The urban design process involves creating buildings, groups of buildings, spaces, and landscapes, as well as establishing frameworks and procedures that will ensure success for future generations. Town and city planning, street design, and public space design are all parts of urban design. In essence, it’s about composing the physical setting for life by bringing together multiple disciplines – the art of making places.
Dimensions of Urban Design
An urban environment can be analysed in a variety of ways, including from a visual, perceptual, social, and other viewpoints. According to Krier (1979), for instance, urban space is “all sorts of space between buildings” and is “consciously understood as urban space” when “its geometrical traits and aesthetic aspects are clearly legible.” With this description, Krier’s idea of an urban environment is more strongly influenced by physical construction. Lynch (1960) took a different technique, analysing the physical surroundings to determine the perceptual structure of an urban area. He identified a number of tangible components that make up a city’s imageability and legibility. Lynch’s idea of urban structure thus relies on how people perceive their city in society.
Creating public spaces from a human standpoint is another viewpoint (Carr, et al., 1992, p. 85). “Needs, rights, and meaning” are the human dimensions. This dimension is concerned with “how people and places interact and how this impacts how settings function.”

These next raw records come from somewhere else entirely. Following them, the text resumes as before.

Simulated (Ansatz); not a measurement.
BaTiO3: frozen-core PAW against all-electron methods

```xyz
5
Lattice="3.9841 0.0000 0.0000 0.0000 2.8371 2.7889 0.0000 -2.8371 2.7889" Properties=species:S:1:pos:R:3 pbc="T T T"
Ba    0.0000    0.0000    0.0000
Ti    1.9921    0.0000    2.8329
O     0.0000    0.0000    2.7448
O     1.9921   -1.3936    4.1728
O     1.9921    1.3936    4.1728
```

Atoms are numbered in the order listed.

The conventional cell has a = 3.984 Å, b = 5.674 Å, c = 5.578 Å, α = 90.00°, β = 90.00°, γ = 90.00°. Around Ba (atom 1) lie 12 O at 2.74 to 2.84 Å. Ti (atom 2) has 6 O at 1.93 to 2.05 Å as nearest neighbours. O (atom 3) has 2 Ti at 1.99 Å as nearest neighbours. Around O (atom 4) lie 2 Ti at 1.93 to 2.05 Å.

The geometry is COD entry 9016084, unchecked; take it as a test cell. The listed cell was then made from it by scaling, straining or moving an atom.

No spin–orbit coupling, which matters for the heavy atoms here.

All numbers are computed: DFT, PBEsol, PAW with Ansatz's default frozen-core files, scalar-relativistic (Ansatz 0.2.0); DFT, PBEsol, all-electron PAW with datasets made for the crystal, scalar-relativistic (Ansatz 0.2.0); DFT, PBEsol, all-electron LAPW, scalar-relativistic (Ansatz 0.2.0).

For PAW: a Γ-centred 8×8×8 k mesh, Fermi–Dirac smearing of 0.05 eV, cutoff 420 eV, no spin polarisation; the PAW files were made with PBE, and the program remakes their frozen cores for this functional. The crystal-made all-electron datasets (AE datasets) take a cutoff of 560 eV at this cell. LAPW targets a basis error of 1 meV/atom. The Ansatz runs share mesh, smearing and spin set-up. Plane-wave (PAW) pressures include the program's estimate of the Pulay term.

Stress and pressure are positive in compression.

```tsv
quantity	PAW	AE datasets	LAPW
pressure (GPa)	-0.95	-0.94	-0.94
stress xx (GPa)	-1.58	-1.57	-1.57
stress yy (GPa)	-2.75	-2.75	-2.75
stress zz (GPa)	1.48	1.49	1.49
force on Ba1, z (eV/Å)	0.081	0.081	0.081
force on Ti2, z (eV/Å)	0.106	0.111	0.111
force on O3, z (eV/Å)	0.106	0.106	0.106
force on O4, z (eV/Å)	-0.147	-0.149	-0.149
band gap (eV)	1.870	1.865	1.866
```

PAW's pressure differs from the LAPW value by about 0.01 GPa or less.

The dimension of urban design could be categorized into six distinct elements, which are morphological, perceptual, social, visual, functional and temporal . Using these dimensions will help us understand how the dimensions affect the vitality of public places in an urban context.
The fast paced urbanizing of cities requires that clear guideline is needed to ensure the consistency of the design value. Hence, public spaces within an urban setting also requires careful analysis in order for us to design public spaces that are in societal solidarity rather than being fragmented as a result of privatisation of activities.
1. The morphological dimension
‘Morphological’ dimension of urban design is the layout and configuration of urban form and space. There are essentially two types of urban space systems, ‘traditional’ and ‘modernist’. ‘Traditional’ urban space consists of buildings as constituent parts of urban blocks, where the blocks define and enclose external space. ‘Modernist’ urban space typically consists of free-standing ‘pavilion’ buildings in landscape settings.
Urban morphology is the study of the form and shape of settlements. Appreciation of morphology helps urban designers to be aware of local patterns of development and processes of change. It is developed with the urban sprawl and expansion of the city. It is the consequence of long historical and social processes. It is part of the study of urban ecology where the urban system with various elements and their interrelationship is studied. There are four elements of urban morphology:
- Land uses
- Building Structure
- Plot Pattern; and
- Street Pattern
2. The perceptual dimension
Awareness and appreciation of environmental perception, and, in particular, of perception and experience of ‘place’, is an essential dimension of urban design. Since the early 1960s an interdisciplinary field of environmental perception has developed, and there now exists a significant body of research on people’s perception of their urban environment. An initial concern with environmental images has been supplemented by work on symbolism and meaning in the built environment. The interest in environmental perception has also been reinforced by a body of work focusing on the experiential ‘sense of place’ and ‘lived-in’ experiences associated with urban environments.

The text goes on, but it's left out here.